Nick Pugliese had a choice. He could keep his corporate job with a leading telecom firm or play professional football. It would seem a simple decision for a young man with a passion for the game, but the circumstances were far from normal, and Pugliese was a long way from home. He was in Kabul, Afghanistan, and he’s American.
“Emotionally I was all in, but rationally it took me a little longer,” the 23-year-old Pugliese, born and raised in Rochester, New York, told FIFA.com. “Professional soccer sounded really exciting, but I wondered, 'Am I being stupid?'”
The pull to try his luck on the pitch was too much to resist. “When would I ever have this opportunity again?” he asked rhetorically, before recounting his time playing for Ferozi FC of Kabul’s Premier League. His new job paid around $300 USD per month, but what it brought him was priceless. “The office job was fine, but you lived in a compound,” he said, touching on the disenchantment he felt at being cut off from the city of Kabul and its people, which was one of the main reasons he came to such a far-flung and troubled port of call after earning a degree in philosophy and political science from a top college in Massachusetts, where he also stood out as a ball-winning midfielder.
A closer look
“I woke up, ate and slept all in the confines of the compound. It had a lovely courtyard, a kitchen and a gym – all the comforts of home, but you couldn’t really leave,” he said, describing the tight security detail for foreign workers in Kabul - the capital of a country at near-constant war for three decades, including a 13-year USA-led occupation, considered one of the world’s most dangerous destinations.
“You could only visit approved places and there was a strict curfew. You couldn’t wander around, you couldn’t go to the central market.” Then there was a pause. “I couldn’t even play pick-up soccer,” Pugliese explained.

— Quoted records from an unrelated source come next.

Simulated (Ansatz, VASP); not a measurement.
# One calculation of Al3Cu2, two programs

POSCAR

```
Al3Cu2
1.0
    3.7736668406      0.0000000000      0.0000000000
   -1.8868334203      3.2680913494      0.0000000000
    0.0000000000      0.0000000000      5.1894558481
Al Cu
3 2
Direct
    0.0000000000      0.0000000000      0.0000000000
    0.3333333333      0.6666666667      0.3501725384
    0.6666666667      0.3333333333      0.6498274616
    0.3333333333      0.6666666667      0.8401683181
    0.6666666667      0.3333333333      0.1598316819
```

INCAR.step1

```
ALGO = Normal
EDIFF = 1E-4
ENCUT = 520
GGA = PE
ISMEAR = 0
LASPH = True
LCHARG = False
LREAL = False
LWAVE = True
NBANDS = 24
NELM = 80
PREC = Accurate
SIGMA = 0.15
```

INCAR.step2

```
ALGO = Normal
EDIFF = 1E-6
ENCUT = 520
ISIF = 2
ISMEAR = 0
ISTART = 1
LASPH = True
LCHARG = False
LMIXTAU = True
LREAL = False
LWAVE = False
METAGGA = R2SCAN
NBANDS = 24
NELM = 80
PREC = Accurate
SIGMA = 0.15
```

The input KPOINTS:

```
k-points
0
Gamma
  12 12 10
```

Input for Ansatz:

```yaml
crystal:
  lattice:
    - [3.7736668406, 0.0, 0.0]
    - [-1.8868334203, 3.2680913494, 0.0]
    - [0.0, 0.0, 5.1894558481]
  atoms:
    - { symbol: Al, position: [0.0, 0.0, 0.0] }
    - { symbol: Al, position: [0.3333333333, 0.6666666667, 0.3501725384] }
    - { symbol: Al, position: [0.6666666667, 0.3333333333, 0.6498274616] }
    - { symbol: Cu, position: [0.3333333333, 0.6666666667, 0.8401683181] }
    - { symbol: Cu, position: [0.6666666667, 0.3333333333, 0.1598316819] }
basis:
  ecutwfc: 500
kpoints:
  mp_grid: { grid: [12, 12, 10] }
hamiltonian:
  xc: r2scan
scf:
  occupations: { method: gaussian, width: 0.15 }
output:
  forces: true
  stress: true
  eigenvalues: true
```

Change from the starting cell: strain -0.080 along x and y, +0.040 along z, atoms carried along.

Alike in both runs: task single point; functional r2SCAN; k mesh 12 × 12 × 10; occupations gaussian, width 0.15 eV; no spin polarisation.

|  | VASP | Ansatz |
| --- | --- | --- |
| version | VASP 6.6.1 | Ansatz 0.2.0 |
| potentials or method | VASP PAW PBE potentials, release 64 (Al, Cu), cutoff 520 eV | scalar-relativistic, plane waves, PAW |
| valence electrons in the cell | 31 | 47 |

Eventually he found a footballing outlet through a casual company team. “The technical level was varied,” he said. “But it was a chance to play.” Pugliese met a young Afghan who stood out among the company men and the two gravitated toward each other the way good players do on a field. The teenager held a low-paying job at the company, but he also played for Ferozi FC. A trial was arranged for Pugliese at the club and he was offered a place and a chance to become the first American to play professionally in Afghanistan. The club’s training facilities were outside the security perimeter and the ultimatum came down from his company. Work or play?
Suddenly freed, the young American was on his own in a city rocked by regular violence. His mother asked if he was crazy when he called home, and it was a valid question. In the space of one day, Pugliese’s whole life changed. His relationship with Kabul and Afghanistan became intimate – all because of football.
Living at the club with his team-mates, some who were members of the full Afghan national team, he spent his days in a park playing futsal with the locals. He began experimenting with the language. He communicated with a combination of English and Dari. “They had a great sense of humour about it. I sounded like an idiot, but the fact that we played together and watched La Liga and EPL games together, meant that soccer was something we could build off of.” Pugliese became known at the park and, in a profound way, he was accepted.
He stood out on the pitch for Ferozi too. “I brought a little toughness to the team,” he said, noting the focus on technique that rules the Afghan game. “Their style comes out of street soccer, so you have a lot of dribblers.” It didn’t matter that he was American, it only mattered that he could play. Ability was currency and a key to a locked door. Pugliese played two abbreviated seasons with Ferozi in the space of nine months. They won the Kabul Cup at Ghazi Stadium, where the Taliban once held their infamous public executions. “Winning a championship is just like scoring a goal, and there’s nothing like it,” he said of the celebrations.
A larger, smaller world
Photos of Pugliese during his time in Kabul show a young man smiling, engaged in the work of making his world simultaneously larger and smaller. “I was a long way from my family, and I didn’t have a support network,” he said. “My team-mates and coaches quickly became that; it was a home away from home.”
“He’s [Nick] a lovely and social person and he is always welcome in my home. He’s like one of the family,” said the smiling Ferozi coach, Eilyas Ahmad Monocher, during a recent ESPN documentary.
Football opened a world for Pugliese that normally would have remained closed. “It brings people from different backgrounds together, people who would never cross paths otherwise,” he said. “These paths cross through soccer – social, ethnic, all of them – and my story is just an extreme example,” he said, a whimsical smile in his voice, speaking from his hometown in New York.
Pugliese will not be going back. His months playing in Kabul were enough. “The higher profile I have now might make things more dangerous,” he admitted. He has, however, brought some Kabul home with him to America. He is hard at work editing a documentary about Afghan street soccer. “I saw the role that the game plays in their lives and it’s amazing,” he said, seemingly unable – maybe unwilling – to let go of his adventure, or Kabul’s hidden charms, without a fight.